Sunday 22 September 2024

Netflix And Chill: The Day After Tomorrow (2004)

While it is a silly and entertaining blockbuster, The Day After Tomorrow also does a good job of showing idiots why the global warning is still a major problem, even if it feels like our weather is generally getting colder and wetter. Climate change deniers like to point to bad weather as an argument against global warming. It is, in fact, actually a strong indicator of the way things are headed.

This is an exaggerated scenario, of course, but it’s all done to show humans trying to overcome overwhelming odds to survive a snap ice age. Dennis Quaid is the scientists who has been warning about this kind of thing happening for a long time, and Jake Gyllenhaal is his son, stuck in New York City with a mixed group of people all trying to stay warm and stay alive. There is some very bad weather, there is a need for penicillin, and there are some escaped zoo animals adding to their problems.

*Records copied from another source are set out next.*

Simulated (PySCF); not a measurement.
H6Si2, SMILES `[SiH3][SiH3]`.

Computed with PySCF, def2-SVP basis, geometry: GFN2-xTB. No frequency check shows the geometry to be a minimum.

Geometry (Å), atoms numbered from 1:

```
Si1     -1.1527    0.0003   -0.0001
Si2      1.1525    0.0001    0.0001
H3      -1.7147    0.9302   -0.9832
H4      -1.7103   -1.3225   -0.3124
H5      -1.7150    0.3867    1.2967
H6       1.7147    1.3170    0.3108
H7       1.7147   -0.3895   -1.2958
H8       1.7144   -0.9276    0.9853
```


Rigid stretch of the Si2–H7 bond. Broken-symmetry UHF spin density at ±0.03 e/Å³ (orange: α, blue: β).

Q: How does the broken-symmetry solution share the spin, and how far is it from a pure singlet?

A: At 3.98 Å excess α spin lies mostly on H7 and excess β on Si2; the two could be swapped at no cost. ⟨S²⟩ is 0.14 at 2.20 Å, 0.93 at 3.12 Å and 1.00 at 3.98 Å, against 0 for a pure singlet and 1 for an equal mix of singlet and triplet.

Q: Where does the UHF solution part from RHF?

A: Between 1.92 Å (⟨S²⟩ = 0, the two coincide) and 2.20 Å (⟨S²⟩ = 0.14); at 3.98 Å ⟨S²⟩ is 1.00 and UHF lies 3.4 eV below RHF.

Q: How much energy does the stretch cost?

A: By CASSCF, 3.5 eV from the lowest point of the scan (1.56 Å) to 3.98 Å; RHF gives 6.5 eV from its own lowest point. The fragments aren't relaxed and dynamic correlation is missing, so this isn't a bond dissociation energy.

Few people, if any, have enjoyed destroying our world as much as Roland Emmerich. He used to be content with aliens and monsters, but has now used the environment numerous times to create tales of humans struggling to survive in increasingly inhospitable conditions. Having co-written this screenplay with Jeffrey Nachmanoff, Emmerich delivers a fantastic mix of spectacle and human interest. It's cheesy, it's ridiculous, it's increasingly unbelievable as we head to the big ending, but it's damn entertaining.

The special effects, mostly created using CGI, hold up surprisingly well, even the wandering and vicious wolves that I used to point to as the weakest part of the film. If there's one thing that Emmerich is good at then it's creating at least one unforgettable movie moment/image, and this film has more than one. Whether it's a tidal wave looking to flood a major city, a major bit of tornado damage, or the Statue Of Liberty covered in snow and ice, The Day After Tomorrow fills out the 124-minute runtime with one great movie moment after another. 

Quaid and Gyllenhaal are both very good as they take turns carrying the film on their shoulders. Both actors have an innate appeal, and both give performances that never seem to be winking or implying that they are "slumming it". There's also some decent support from Emmy Rossum (who ends up in need of that penicillin), Austin Nichols, Dash Mihok, and Jay O. Sanders, even if you suspect that not everyone is going to make it to the end credits. Elsewhere, familiar faces like Sela Ward, Adrian Lester Sasha Roiz, Kenneth Welsh, and Ian Holm (a real highlight here) do their bit to sell the unfolding apocalyptic scenario.

You will see many people dismissing this as a spectacle movie that hasn't aged too well, but I would strongly disagree. I think it is, quite frankly, a brilliant blockbuster that takes the standard Emmerich template (small set-pieces interspersed with character moments on the way to more and more spectacular destruction) and applies it to numerous weather anomalies that are as well-utilised as they are well-realised. Maybe not as good as the director's high point, Independence Day, but it's only a step or two behind it, in my opinion.